Caution: before reading this piece please know that it is just thinking on paper. The objective is to plant the seed of an idea in the head of folks who are capable of making the equipment to make it all happen.
Reality forces us to think in the moment. The natural human tendency is to think that current conditions are the norm. But, the reality with weather and farming is that the only certainty about the future is uncertainty.

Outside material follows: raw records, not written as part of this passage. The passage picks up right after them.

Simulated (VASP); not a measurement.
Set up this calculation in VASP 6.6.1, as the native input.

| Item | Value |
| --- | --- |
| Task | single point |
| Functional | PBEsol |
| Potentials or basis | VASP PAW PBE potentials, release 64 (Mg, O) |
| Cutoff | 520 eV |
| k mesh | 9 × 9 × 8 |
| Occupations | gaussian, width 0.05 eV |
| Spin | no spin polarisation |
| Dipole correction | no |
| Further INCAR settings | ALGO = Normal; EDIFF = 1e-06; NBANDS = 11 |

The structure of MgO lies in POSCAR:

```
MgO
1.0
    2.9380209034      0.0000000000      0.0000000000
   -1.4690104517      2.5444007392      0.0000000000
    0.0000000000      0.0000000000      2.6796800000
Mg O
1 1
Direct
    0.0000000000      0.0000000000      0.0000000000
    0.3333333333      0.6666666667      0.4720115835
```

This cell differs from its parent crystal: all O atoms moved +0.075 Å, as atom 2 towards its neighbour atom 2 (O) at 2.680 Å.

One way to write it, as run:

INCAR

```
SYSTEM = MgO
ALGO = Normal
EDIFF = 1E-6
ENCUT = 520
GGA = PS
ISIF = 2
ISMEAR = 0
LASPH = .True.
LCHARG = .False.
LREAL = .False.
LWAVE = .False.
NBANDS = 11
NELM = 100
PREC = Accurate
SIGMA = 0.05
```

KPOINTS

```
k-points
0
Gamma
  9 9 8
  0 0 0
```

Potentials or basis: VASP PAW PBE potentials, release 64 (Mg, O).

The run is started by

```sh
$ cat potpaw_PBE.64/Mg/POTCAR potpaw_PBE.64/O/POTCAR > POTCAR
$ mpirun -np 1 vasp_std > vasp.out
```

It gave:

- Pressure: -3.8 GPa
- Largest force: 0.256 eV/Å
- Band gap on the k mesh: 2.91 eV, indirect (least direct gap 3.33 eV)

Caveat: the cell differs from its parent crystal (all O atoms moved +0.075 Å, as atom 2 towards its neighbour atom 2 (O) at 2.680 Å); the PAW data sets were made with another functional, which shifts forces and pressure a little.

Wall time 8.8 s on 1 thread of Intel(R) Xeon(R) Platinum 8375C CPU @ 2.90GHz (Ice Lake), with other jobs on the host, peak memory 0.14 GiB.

In many parts of Manitoba and Saskatchewan we have now had five “irrigation” years in a row. In recent years my Dundurn neighbours that irrigate from Blackstrap Lake have mostly moved the pivots to farm under. While many of us relish the irrigation supplied by Mother Nature, many excesses of water have also occurred. In many areas of the world excess water drains off in streams that lead to rivers that lead to big rivers that lead to an ocean. The glaciers left us with many areas with little or no external drainage. The excess simply fills the potholes (sloughs).
Sloughs that were bone dry in 2002 are now full and some overflowing. In 2002 I had zip for water in any slough on my Dundurn farm. Now on NW22-32-3W3 I estimate there is enough water sitting in sloughs to provide an inch or two of water to all of the cultivated acres. A large slough in an adjacent RM has several hundred acre feet of water. The locals suggest that the last folks to see that much water in the slough were the Indian people.
Handifacts in Henry’s Handbook of Soil and Water tell us that it takes 22,615 gallons of water to put one inch on one acre. So there is a lot of water sitting. Some of it slowly soaks in but in some sloughs with pressure underneath the water mostly sits there until it evaporates. In wet years that can take a long time.
But, we have no idea when the current wet cycle will end and dry years return. I often look at that water and wonder how we could use it to advantage when the need arises.
Farmers and irrigation equipment suppliers are an innovative lot. Portable, tractor-mounted slough pumps already exist. Big gun irrigation systems that irrigate significant areas already exist. What about marrying the two concepts to arrive at a system that could take the unwanted water from the slough and apply it to significant acres next to each slough?
Some caution would be required. Some sloughs that can appear very clean can be nearly as salty as the ocean. Many sloughs have a significant salt load that would preclude their use on a continuing irrigation basis. We assume that with extra runoff sloughs will be very fresh. Not always true. (See my Grainews article “Faith, snuff and slough water”)
The photo of the barley crop shown on this page comes from the Univerisity of Saskatchewan Goodale Farm. The well that provided the water is a flowing well. The pressure is the fundamental cause of the soil salinity.
One or two applications with that EC 3,200 S/cm water will do no harm. But, each inch of such water applies 700 pounds per acre of salts. So, if used very long the excess salts would have to be leached with excess water. In this case, and in most cases leaching is not an option so the water is not suitable for sustained irrigation. But a few inches of that water in a drought year could be a real game changer.
Such an idea would apply only to rolling land where the sloughs are deep. In flat land like Regina Plains a 50 acre slough may only have a foot or less of water — not practical to access.
Further caution: the use of slough water for crops will only be of value for a short term anyway, perhaps two years at most. After any length of drought the sloughs go dry all by themselves.
So, there you have it — a bit of thinking on paper. Maybe all a big pipe dream.